This isn’t a critique of the Lean Startup. I don’t have the guts to do that. No, this is just an attempt to put the Lean Startup back in its box, from which it is has been inadvertently liberated. Don’t get me wrong - I believe that Eric Ries and friends have given entrepreneurialism a great gift, by codifying best practices and defining a common language that has made it possible for us to talk about our process. I’ve found the Lean Startup movement very useful in terms of refining my own thinking, but have encountered some who have adopted it too religiously, and are in danger of grossly misapplying its teachings. In response I’ve compiled my top 5 Lean Startup reality checks. Read on if you dare, and comment if you can.

#1 The Lean Startup isn’t Revolutionary

I’ve been thinking for some time about a term that could encapsulate trends that are changing the startup landscape. After some trial and error, I’ve settled on the Lean Startup. - Eric Ries, 1st blog post on the Lean Startup

The Lean Startup movement described what was happening anyway, it didn’t invent it. In fact, the startup industry didn’t invent it either. The analytics-driven approach of the Lean Startup is an established aspiration of traditional business (in fact it’s a hallmark of the Lean Startup’s grand daddy, Lean Manufacturing). What’s remarkable about Lean Startups is that they have replaced quarterly analytics with real-time analytics, and have reduced product iterations to mere days. They are like traditional businesses in fast-forward. The Lean Startup isn’t a revolution, but it marks the point at which the feedback cycle got so fast it changed our daily behavior.

#2 Lean isn’t “Mean”

The reality is the Lean Startup method is not about cost, it is about speed. - Eric Ries

There’s something about the word “Lean” that makes everyone feel they immediately understand it. In manufacturing, CEOs skipped reading the book (the excellent Lean Thinking) and used “Lean” as an excuse to fire people (a fact the authors lament). In the startup world, Lean is becoming an excuse to not fund ambitious companies. The VC phrase “capital efficiency” refers not just to the ratio of investor returns to investment, but to the cheapness of validating the startup, which decreases the overall risk of investing over time. This logic is driving the tide of investment towards ultra-low cost startups, leaving many high-quality enterprise software startups beached. If I had very deep pockets, I would rather have my pick of the latter, than join the herd grazing for the next Twitter in the former.

#3 Lean isn’t a Perfect Fit for Most Businesses

Before people get mad, I’m willing to accept that the lessons of Lean are important for all businesses. However, I think most companies can’t adopt the whole methodology, and are being made feel guilty for it. Here’ s a few reasons:

  • They may have long sales cycles, perhaps because they’re selling to enterprise or government. In this environment, development iterates much faster than customer feedback.
  • They may have a very niche product and a small target audience, e.g., specialist prosumer software. Focusing on split testing will yield either statistically insignificant results, or a very long feedback cycle.
  • They may actually be solving a hard problem. This may mean extensive upfront R&D in the absence of paying customers.
  • They may be a professional services company, not developing a product (making MVP irrelevant).

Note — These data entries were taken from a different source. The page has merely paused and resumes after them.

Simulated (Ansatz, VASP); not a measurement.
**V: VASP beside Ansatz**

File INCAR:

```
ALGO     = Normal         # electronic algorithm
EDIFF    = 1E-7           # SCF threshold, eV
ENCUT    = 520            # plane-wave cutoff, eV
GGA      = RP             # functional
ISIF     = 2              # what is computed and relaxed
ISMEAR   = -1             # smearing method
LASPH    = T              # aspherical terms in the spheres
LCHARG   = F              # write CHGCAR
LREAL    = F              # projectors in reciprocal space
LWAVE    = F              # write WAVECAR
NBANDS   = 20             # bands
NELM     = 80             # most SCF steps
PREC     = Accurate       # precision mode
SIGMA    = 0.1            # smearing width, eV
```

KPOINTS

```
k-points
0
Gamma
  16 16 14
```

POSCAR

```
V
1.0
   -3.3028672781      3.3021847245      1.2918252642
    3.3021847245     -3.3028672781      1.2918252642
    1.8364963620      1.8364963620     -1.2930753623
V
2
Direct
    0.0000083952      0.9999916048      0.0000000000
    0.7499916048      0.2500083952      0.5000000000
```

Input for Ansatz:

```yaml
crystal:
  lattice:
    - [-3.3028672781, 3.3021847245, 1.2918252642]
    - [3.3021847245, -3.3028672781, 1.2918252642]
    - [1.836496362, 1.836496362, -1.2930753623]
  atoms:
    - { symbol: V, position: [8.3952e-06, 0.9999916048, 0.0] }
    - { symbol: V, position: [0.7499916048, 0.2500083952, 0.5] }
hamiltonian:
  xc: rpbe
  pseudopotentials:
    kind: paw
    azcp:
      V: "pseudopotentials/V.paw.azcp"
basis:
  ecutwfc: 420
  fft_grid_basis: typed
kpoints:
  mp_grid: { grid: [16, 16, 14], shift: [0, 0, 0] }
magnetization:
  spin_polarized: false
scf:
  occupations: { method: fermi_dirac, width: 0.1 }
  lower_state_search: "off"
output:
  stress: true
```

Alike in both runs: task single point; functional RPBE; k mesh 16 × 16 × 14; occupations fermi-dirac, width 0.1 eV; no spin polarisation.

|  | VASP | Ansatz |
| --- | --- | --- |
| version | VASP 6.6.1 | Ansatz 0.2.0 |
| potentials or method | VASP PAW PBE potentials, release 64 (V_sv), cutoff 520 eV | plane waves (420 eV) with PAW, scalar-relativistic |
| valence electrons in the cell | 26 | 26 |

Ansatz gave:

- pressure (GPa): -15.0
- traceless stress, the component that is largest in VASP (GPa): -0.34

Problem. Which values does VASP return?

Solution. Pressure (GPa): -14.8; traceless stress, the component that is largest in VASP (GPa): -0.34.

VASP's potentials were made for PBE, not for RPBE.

I’ve met a few people in the above situations, all of whom seem to have a kind of suppressed rage at being invalidated by Lean. Part of our portfolio also falls into some of these categories, but I’m not worried. The world would be a poorer place if no one sold to big companies, sold to small companies, invented anything or provided services.

#4 People Can Smell Smoke Tests

The popular strategy of launching a mock website has a few goals:

  1. It forces you to articulate your value proposition to your audience.
  2. It allows you to point Google Adwords at something while you experiment with market segmentation.
  3. It’s touted to give you early feedback about future popularity by tricking people into registering their interest.

I’m a bit dubious about whether you need a mock website to do (1) and (2), and in terms of (3) I think that people are learning to spot these websites a mile away. As a result, it’s hard to read anything into the statistics from anything but the most successful examples.

#5 Smoke Testing Obscures Customer Needs

Lean zealotry may prevent people from proceeding into any market without having conducted a successful smoke test to establish potential interest. The problem is the assumption that the startup already understands the final value proposition that they want to test. No company in my personal experience has ever got the value proposition right with the first product. In all instances, the first product helped establish relationships with early customers, who then led us towards their bigger needs, and more relevant second products.

I believe that founders who insist on validating their markets with mock websites miss out on meaningful conversations with potential customer segments, and may end up walking away from projects that would have ended up somewhere very profitable. Therefore, our current strategy is to launch meaningful versions of every product we add to our portfolio. We emphasise the viable in MVP, because the point is to create customer relationships into different market segments. Over time, we will follow those relationships towards more significant customer needs, which we hope to very profitably solve.

Have it Your Way

The Lean Startup is a star for us to steer by, so we solve real problems for actual people in lucrative markets. It’s a method we can learn from, but shouldn’t blindly adopt. If you can use all of it, you’re lucky. If you can’t, and people think you’re old fashioned, just remember that at least you’re not part of the herd.


Archived Comments

March 20, 2012 at 5:08 pm, Dan Callahan says:

Great comments Sean. I experienced your third reality check myself as we were iterating every few weeks when sales cycles were in months.

Dan

October 8, 2012 at 12:44 pm, Tristan Kromer says:

Great points. I think the most serious is #4-5. Most people claiming to be lean who throw up a crappy landing page as a smoke test aren’t testing anything. They are just harvesting emails.

There are too many people out there optimizing the click through rate on these landing pages by making the value proposition as vague as possible and putting a pretty picture up. This tests nothing and has nothing to do with lean startup.

The challenge for the lean startup movement is to have an impact without being diluted to a series of meaningless buzzwords and misapplied tactics.